One of the main problems facing quantum computers today is that entangled qubits quickly become incoherent relative to other qubits. Therefore, algorithms need to do their work quickly before the qubits become incoherent. 

Currently, most quantum computers can only keep a few dozen qubits coherent. A recent study showed that cosmic rays introduce a series of decoherence errors that are difficult to correct using standard error correction techniques.  This results in our inability to represent meaningful real-life problems on quantum computers. 

Also, there is no uniformity in the underlying quantum computing hardware. Currently, companies are looking at different ways to build quantum computers -- for example, Quantum Annealer, Analog Quantum Computer, and Universal Quantum Computer. This is very similar to our multiple transistor designs in the early days of computing. Therefore, only certain problems can be efficiently mapped onto specific types of underlying quantum computing hardware. 

Research is underway to solve the decoherence problem and design a universal quantum computer, and we are still about few years away from solving meaningful problems on a quantum computer. At the same time, we anticipate deploying quantum computers and classical computers in a hybrid fashion to provide computational efficiency.


- How Quantum Computers are Deployed

The promise of quantum computing is that it will help us solve certain types of problems that today's classical computers cannot solve in a reasonable amount of time.

Quantum computing has captured the imagination of many business executives. By promising to solve problems that classical computers cannot reasonably solve, the right combination of quantum hardware and software can lead to competitive advantages, new revenue streams, cost reductions, and other bottom-line benefits.

Quantum computers require custom hardware; today, only large hyperscalers and a handful of hardware companies offer quantum computer simulators and quantum computers of limited size as cloud services. 
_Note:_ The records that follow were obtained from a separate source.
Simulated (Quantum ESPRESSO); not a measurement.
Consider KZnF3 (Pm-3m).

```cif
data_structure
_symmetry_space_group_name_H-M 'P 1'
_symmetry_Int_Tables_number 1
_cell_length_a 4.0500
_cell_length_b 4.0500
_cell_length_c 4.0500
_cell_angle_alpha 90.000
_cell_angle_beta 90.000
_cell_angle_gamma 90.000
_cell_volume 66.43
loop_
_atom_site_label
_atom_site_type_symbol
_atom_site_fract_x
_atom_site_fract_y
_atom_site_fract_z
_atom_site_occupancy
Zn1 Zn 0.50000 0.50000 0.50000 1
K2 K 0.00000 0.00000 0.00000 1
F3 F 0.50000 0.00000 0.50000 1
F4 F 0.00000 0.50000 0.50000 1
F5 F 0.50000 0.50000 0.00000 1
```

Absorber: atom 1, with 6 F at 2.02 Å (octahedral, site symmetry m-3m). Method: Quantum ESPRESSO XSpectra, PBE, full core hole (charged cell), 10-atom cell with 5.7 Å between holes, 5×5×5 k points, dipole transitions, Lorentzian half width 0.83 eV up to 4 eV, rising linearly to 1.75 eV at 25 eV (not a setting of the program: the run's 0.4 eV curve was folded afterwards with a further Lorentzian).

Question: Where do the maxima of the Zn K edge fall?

Quantum computers are currently targeting problems that are computationally intensive and latency-insensitive. Furthermore, today's quantum computer architectures are not mature enough to handle large amounts of data. Therefore, in many cases, quantum computers are often deployed in a hybrid fashion with classical computers. 

Although a quantum computer itself doesn't consume much power during computations, it requires specialized cryogenic refrigerators to keep superconducting temperatures low.


- Moving Quantum Computers to Production

As with other frontier technologies, companies are approaching quantum computing in different ways. Some companies have taken a wait-and-see approach, accepting the calculated risk that they may have to play catch-up at high speed in a year or two. 

In other cases, interested individuals have explored quantum computing as amateur skunkworks work, then successfully persuaded their managers to turn their work into an official project rather than a secret one. 

Still others have embraced quantum computing from the top, setting up exploratory teams and tasking them with building internal quantum capabilities and identifying relevant use cases. Once identified, the companies selected several use cases for proof-of-concept projects. 

Now that some of these proof-of-concepts have been successfully completed, companies are starting to consider possible production deployments of quantum solutions.